Septic tanks have a bit of a bum rap. Despite the fact that approximately 20% of Americans rely on the systems to dispose of their waste, they are associated with smelliness and often incite feelings of disgust. Many people believe that there is absolutely nothing you can do to make their existence pleasant, as covering and concealing septic tanks or drain fields can cause them to fail to work properly; while this is true to a point (swimming pools and tennis courts are a definite no), you can strategically place certain plants and flowers in these areas. Approximately 88% of survey respondents say a gift of flowers changes their mood for the better — so why not take advantage of some septic-loving plants?
Unfortunately, you can’t just pick any plant and jam it in the ground. Septic systems can be easily damaged by probing roots. Both trees and water-loving plants should be kept wholly away from the area (at least 30 feet) because their powerful roots could end up breaking your pipes in search of water and nutrients. Although most septic systems are designed to last at least 25 years, an overzealous gardener can severely shorten that lifespan, and may end up facing hefty repair — or even replacement — costs.

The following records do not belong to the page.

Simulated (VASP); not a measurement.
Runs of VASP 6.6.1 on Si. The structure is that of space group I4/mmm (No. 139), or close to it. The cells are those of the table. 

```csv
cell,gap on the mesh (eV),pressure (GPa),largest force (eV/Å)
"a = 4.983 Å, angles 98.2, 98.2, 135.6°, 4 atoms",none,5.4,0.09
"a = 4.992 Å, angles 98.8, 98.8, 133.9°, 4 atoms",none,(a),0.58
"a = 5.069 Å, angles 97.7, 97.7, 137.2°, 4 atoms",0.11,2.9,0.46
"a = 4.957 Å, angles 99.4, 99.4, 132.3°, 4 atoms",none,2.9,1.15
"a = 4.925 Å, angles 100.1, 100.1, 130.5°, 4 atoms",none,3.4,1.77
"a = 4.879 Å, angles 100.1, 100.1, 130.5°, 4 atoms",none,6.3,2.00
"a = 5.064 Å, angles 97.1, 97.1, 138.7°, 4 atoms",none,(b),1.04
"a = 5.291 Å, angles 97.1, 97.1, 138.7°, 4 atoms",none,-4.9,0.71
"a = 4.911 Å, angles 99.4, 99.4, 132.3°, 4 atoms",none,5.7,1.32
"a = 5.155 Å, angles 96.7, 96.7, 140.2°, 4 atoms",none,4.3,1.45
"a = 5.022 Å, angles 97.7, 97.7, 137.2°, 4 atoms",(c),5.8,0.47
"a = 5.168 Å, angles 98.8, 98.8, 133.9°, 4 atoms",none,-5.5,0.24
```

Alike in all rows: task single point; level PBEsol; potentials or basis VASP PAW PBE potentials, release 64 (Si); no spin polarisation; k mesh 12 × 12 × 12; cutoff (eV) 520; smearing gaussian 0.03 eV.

Instead, plant shallow-rooted perennials and grasses. Let’s take a look at a few examples that would do well in your drain field or above your septic system.
- Bee balm
- Wild violets
If you simply must plant trees and shrubs, stick to those with shallow roots. Dogwood trees, cherry trees, Japanese maples, azalea shrubs, and boxwood shrubs are good options; just make sure your septic tank technician is able to access the system to pump and clean it out every three to five years.
Aesthetic plays a major role for many septic tank owners, and the planting of flowering perennials can make a heck of a difference. While the beauty of blooming flowers — along with their clean and fresh scent — is a perk of planting around your septic system, they perform another role as well. If planted close enough to your tank, the roots of these flowering plants can help absorb excess water and nutrients from the soil; not only does this help manage problems with flooding, but it also prevents erosion from occurring.
Septic tank owners don’t need to be wholly controlled by their waste disposal system. As long as they do the research and find the best shallow-rooted plants for their needs, they won’t run the risk of damaging their (very expensive) systems. At the same time, they’ll be able to benefit from the beauty of these flowers every season, and will forget about the system lying beneath.